New Zealand
Richie McCaw hails Jonah Lomu 'a great man and a great All Black'
November 19, 2015
'McCaw an icon of the sport'

Richie McCaw first had to say goodbye before he could call time on his rugby career little more than 24 hours after the sudden death of Jonah Lomu had shocked the world.

The dual Rugby World Cup-winning All Blacks captain announced his retirement from the game after a world-record 148 Tests but not before he put someone else first - in the same selfless way he put his body on the line over 14 years.

New Zealand's Richie McCaw prepares to announce his retirement from rugby, Wellington, New Zealand, November 19, 2015
New Zealand's Richie McCaw prepares to announce his retirement from rugby © Getty Images

"He was a great man and a great All Black," McCaw said of Lomu, a team-mate when the young flanker made his Test debut against Ireland in 2001.

"To play alongside a guy that you watched as a young fella was pretty amazing. I was lined up for the first anthem and I was standing beside guys like Jonah as a 20-year-old - that was an unreal experience."

Lomu scored one of his 37 Test tries in that 40-29 win in Dublin, and it was on that tour that McCaw found out what a global star Lomu was.

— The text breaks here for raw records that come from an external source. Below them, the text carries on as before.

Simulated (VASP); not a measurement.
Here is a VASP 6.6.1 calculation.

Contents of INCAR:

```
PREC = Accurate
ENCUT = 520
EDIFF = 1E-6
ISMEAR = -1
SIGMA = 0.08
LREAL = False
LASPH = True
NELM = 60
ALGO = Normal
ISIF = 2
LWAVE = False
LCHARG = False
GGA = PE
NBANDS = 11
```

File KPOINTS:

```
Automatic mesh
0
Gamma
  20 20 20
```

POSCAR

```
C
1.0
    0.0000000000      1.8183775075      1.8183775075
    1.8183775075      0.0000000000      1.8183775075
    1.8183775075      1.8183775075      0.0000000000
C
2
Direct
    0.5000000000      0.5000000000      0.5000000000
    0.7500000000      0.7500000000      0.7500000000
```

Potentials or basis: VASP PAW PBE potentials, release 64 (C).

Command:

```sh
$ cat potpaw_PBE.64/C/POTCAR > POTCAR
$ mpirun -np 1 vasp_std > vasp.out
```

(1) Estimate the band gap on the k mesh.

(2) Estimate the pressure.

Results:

"We got to a training ground where there were hundreds of people in Ireland and I hopped off the bus and a whole mob came at me and I thought `this is pretty cool to be an All Black', but they just kept running past and behind me was Jonah and that was the man they were after. "He's a legend of the game, I think bigger overseas than he is here in New Zealand," McCaw said.

All Blacks coach Steve Hansen, meanwhile, said Lomu was one of the greats of the team but humble.

"The biggest thing is not the fact that we've lost an All Black, because we have lost many All Blacks over the years, but the fact we have a man who has left behind a family - two young sons and a wife," Hansen said.

"Our thoughts and prayers go out to them."